Thanks again everyone for your help!

Circles are actually 0 To 2*Pi, unless they are reparameterized.

Most importantly, and not explicitly stated in the post you cite, reparameterizing a curve does not guarantee that ‘t’ = 0.5 will be its midpoint (or ‘t’ = 0.25 will be 1/4 of its length). It depends on the curve.

See what I meant by this?

The subject of ‘t’ values vs. length is more complex than I can explain.

Just to get the record straight (since I started this!): I just tested and it appears the default parameter domain for a circle is (0, 2πr)… AKA circumference (Unless there’s something I’m getting entirely wrong!) maybe just a typo in @DavidRutten’s original post I was quoting? … or a change since then?

And yes I totally get it about parameter not necessarily being linked to curve length or even proportional to distance… though in the case of circles they apparently are. (though not if they are made into nurbs!)

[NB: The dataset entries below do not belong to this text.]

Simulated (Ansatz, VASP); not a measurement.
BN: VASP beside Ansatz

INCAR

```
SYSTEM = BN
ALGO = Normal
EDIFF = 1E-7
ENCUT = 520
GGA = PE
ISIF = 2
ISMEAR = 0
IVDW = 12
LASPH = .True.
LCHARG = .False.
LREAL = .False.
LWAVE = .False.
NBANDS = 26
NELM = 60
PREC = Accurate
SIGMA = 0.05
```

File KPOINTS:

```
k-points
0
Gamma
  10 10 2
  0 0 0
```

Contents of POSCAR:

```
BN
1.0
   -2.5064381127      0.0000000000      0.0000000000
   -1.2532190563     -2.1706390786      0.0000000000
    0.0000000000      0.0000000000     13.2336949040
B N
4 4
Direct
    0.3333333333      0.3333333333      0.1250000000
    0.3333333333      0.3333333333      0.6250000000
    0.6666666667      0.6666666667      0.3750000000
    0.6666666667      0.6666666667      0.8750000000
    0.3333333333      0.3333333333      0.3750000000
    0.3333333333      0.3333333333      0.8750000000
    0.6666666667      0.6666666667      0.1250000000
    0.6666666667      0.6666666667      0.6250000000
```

As to why use Pufferfish “Reparameterize Curve” tool --I like it because it also spits out the original parameter domain which is sometimes useful if you don’t want to actually reparameterize… but just want to know the domain… also just habit I guess…:wink:

WD

I’m kind of slow Daniel. It took me a while to realize that you posted this - I believe - because my initial diagram of the two points, regarded as foci, and their reflection in the line, is equivalent to two rotating ellipses.